Height Required for Rollercoaster to Remain on the Track

[B3NR4Y]

Homework Statement

A roller-coaster car initially at a position on the track a height h above the ground begins a downward run on a long, steeply sloping track and then goes into a circular loop-the-loop of radius R whose bottom is a distance, d, above the ground in the figure. Ignore friction. At what minimum value of the starting height h above the ground must the car begin its journey if it is to remain on the track at the top of the loop?

Homework Equations

a=v²/r
Energy is conserved

The Attempt at a Solution

The first parts of the problem had me calculate the speed at the bottom of the loop, a quarter of the way up the loop, the normal force at the bottom and the normal force at a quarter of the way up. I got the following answers:
v_{bottom} = \sqrt{2gh-2gd} I got this by energy conservation. F^{N}_{bottom} = m\frac{2gh-2gd}{R}+mg I got this by circular motion, where I know the acceleration is given by a=v²/r, which would be the sum of the forces in the y direction, I just solved for the normal force. v_{\frac{1}{4}} = \sqrt{2gh-2g(d+R)} I got this by geometry and energy conservation. The normal force at that position is F^{N}_{\frac{1}{4}} = m\frac{2gh-2g(d+R)}{R}. Using these I calculated the Normal force at the top of the loop and the velocity at the top of the loop. I got v_{top} = \sqrt{2gh-2g(2R+d)}. The Normal force is F^{N}_{top} = mg - \frac{2gh-2g(2R+d)}{R}. I'm not sure where to start. For it to stick to the top, it would have to have enough energy to make it to the top of the loop, so I tried an answer of 2R+d, but that's wrong. I just need a hint, really.

 

[Simon Bridge]

To have enough energy to make it to the top of the loop, it needs only for h=2R+d.
However, that would make it stop at the top of the loop, and fall down.
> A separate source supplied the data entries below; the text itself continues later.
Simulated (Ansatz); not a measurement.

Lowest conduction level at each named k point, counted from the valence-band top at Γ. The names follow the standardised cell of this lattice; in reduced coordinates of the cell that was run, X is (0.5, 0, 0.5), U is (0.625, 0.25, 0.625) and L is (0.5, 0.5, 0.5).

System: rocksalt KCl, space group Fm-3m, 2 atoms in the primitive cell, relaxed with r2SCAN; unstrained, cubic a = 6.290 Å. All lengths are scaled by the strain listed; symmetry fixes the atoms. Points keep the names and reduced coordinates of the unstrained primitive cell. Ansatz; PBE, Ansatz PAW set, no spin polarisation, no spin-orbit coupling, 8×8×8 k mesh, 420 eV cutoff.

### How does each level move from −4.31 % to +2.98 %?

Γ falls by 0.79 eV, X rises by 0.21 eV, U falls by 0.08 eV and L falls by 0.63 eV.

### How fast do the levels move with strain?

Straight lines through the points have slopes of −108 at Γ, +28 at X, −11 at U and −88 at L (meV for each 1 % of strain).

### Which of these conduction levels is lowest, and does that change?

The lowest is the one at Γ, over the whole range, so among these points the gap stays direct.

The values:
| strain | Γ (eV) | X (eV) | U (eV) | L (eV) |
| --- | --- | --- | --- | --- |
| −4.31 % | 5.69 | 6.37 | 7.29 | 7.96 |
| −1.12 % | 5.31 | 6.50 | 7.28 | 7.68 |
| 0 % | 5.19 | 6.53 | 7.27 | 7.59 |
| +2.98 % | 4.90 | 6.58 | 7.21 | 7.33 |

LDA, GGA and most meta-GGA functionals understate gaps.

What do you need for it to stick and keep going in a circle?
Hint:
At the top of the loop - what are the forces?
You can get an expression for the initial potential energy of the car - what is the potential energy at the top of the loop?
What is the kinetic energy?

 

[B3NR4Y]

At the top of the loop the forces are the centripetal force and the force of gravity, I think.
At the top of the loop, it's potential energy would be mg(2R+d), and the kinetic energy would be 1/2 (m) (2gh-2g(R+d)

For it to not fall down, it would have to have enough speed to maintain a circular motion, I suppose, but I am not sure where to start figuring that out. It confuses me that the normal force and the force of gravity act in the same direction, and all the forces on the object seem to be down yet it doesn't fall down. I guessed that the cart would have to be going around the circle at the top point faster than it is falling for it to stay in touch with the tracks, but that doesn't help me solve the problem. I'm confused the more I think of it.

 

[Orodruin]

What force is necessary to keep the cart in circular motion when it reaches the top? What force is generally required to keep an object in circular motion?

 

[Ray Vickson]

At the top of the loop the forces are the centripetal force and the force of gravity, I think.
At the top of the loop, it's potential energy would be mg(2R+d), and the kinetic energy would be 1/2 (m) (2gh-2g(R+d)

For it to not fall down, it would have to have enough speed to maintain a circular motion, I suppose, but I am not sure where to start figuring that out. It confuses me that the normal force and the force of gravity act in the same direction, and all the forces on the object seem to be down yet it doesn't fall down. I guessed that the cart would have to be going around the circle at the top point faster than it is falling for it to stay in touch with the tracks, but that doesn't help me solve the problem. I'm confused the more I think of it.

At the top both forces point down, so the direction of acceleration is downward. If it has some horizontal velocity at that time, it will start to curve down, just enough to follow the downward-curving track.

 

[B3NR4Y]

The force needed for it to stay in circular motion is the centripetal force, so F^C = mv^2/R

F_g=F^C
mg = mv^2/R, I know v already
so I solved for it and v=\sqrt{Rg} and since I know v to be \sqrt{2gh-2g(2R+d)} I can put it into that equation and get 2gh-2g(2R+d) = Rg. Then I solved this equation for h, I got \frac{R+2(2R+d)}{2} = h

Am I doing this right or did I make a stupid mistake?

 

[Orodruin]

Looks reasonable.

 

[mfb]

The answer is correct. I would write it as d+2R+R/2 or d+5/2 R, however.